I'm not trying to globally throttle IO on a particular block device.  I'm trying
to control how much IO the iSCSI target in the kernel is allowed to drive on a
particular block device.

The goal is to ensure that the iSCSI target does not consume all of the
available bandwidth for a particular block device.  I want to ensure that some
of the bandwidth for that device is available to other processes on the host
(for management purposes) rather than being consumed by a greedy iSCSI initiator.


AFAIK, different traffic classes for a single block device is not
supported by block cgroups.

Also given target_core_iblock claims a given block_device for exclusive
access, you can't actually use the same block device for a mounted
filesystem, LVM, MD, etc, once it's been registered for target usage.

The issue we're running into is in the context of OpenStack Cinder. It layers LVM on top of the bare block device, then creates an LVM volume per cinder volume, and exports the logical volumes via iSCSI.

The problem we're seeing is that if one or more iSCSI initiators drive heavy traffic on a slow disk, it can become very slow to access anything at all on the bare block device (/dev/sdb or equivalent). This can cause the server-side management code to time out on operations like making a new volume, checking free disk space, etc.
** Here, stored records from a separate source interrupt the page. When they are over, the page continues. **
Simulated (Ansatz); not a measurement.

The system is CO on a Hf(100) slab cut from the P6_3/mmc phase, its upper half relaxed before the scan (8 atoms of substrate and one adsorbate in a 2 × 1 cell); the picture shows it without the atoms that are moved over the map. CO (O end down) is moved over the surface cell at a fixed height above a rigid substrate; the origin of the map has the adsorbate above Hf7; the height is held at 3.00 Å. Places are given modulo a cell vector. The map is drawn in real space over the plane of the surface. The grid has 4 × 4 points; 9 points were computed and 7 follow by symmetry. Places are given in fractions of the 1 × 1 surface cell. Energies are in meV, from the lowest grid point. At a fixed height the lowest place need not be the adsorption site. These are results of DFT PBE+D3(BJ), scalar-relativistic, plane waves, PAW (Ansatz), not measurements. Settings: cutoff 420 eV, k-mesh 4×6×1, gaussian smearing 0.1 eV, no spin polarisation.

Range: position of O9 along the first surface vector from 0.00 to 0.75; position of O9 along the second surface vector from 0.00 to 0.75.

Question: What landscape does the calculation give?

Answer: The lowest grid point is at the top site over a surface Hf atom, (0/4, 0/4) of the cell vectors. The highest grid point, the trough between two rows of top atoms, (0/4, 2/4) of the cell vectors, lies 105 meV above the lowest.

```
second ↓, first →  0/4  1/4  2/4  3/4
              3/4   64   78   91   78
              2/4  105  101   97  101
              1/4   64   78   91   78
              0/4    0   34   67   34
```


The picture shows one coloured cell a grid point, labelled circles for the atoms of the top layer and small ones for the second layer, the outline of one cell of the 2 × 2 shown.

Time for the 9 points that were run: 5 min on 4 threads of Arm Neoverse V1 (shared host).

In an ideal world I would like a set of rules that say things like:
1) if there is contention, ensure that the host is guaranteed X percent of the
available /dev/sdb IOPS
2) if there is contention, do not allow the iSCSI target traffic to consume more
than Y percent of /dev/sdb's write traffic


Yeah, that doesn't exist in standlone block groups.

You could probably use network cgroups to limit bandwidth at the socket
level for iscsi_target_mod, but that's going to be across all LUNs in a
session, and not at individual LUN level.

Are there a set of dedicated kernel threads being used for the iSCSI target? Or is it handled by generic softirq mechanisms?